There are many references to “movie moments” throughout the novel that serve as a motif for Becoming the Protagonist of Your Story. During the first chapter at the club, Elle refers to her passionate stairwell rendezvous with Parker as a movie moment. Though it is promptly ruined by him wrongfully judging her as a gold-digger and her subsequently learning that he is a wealthy tech-CEO, this illustrates the first time Elle breaks from the predictable monotony of her life to do something spontaneous and exciting.


After this incident, she moves to LA and isolates herself with her friend, Penelope, serving as the epicenter of her social life. Elle becomes comfortable staying inside in her sweatpants, hate-writing fueled by Parker for inspiration until that runs out leaving her creatively blocked. When she moves back to NYC for the summer and discovers Parker is her neighbor, she views it as “a movie moment […] Only this time, it’s horror” (19). These self-proclaimed “movie moments” are mentioned when a change comes into her life that forces her to actively live it rather than remain stagnant. Over time, the motif evolves from jarring disruptions to welcomed turning points. The shift in Elle’s reaction to these moments signals her growing capacity to see her life as worthy of drama, wonder, and joy—not just her scripts.

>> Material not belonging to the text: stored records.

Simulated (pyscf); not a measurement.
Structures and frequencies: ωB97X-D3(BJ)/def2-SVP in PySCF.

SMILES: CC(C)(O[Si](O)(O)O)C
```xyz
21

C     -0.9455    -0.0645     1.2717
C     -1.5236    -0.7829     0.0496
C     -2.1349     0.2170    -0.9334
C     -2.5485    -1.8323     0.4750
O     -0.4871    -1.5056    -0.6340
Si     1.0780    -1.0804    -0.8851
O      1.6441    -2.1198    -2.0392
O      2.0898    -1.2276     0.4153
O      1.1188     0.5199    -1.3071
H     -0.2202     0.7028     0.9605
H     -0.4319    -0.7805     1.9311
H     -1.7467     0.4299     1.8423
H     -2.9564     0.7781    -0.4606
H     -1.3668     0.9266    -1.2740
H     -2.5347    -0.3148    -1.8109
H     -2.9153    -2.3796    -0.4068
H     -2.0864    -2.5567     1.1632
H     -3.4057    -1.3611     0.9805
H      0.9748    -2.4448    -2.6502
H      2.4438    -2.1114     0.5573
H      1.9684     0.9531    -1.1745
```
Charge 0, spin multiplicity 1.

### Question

When she settles into a daily routine with Parker, makes significant progress on her script, and even entertains an active social life with Taryn, Gwen, and Emily, Elle thinks, “I’ve broken into my story, and it’s like I can’t write words fast enough […] I crave it like a drug; I live it like a second life” (179). Though she is referring to her actual script, this passage doubles as an analysis of her real life. She truly is living it “like a second life” because she is writing a script inspired by her own life, rather than the people and places around her.

Gramercy Townhouse

The Gramercy townhouse stands as the clearest material representation of Elle’s dreams for independence and her dedication to controlling her own narrative as she believes her mother would have wanted. From early in the novel, it is revealed that Elle has spent years fixating on this house—not for its aesthetic or luxury, as would appeal to most potential homeowners, but for what it symbolizes: stability, autonomy, and the fruition of ambition. Located inside Gramercy Park, a private space accessible only by rare key, the house represents the kind of extravagant life Elle wants to earn entirely through her own merit, without the interference or credit of others—especially powerful men—or not at all.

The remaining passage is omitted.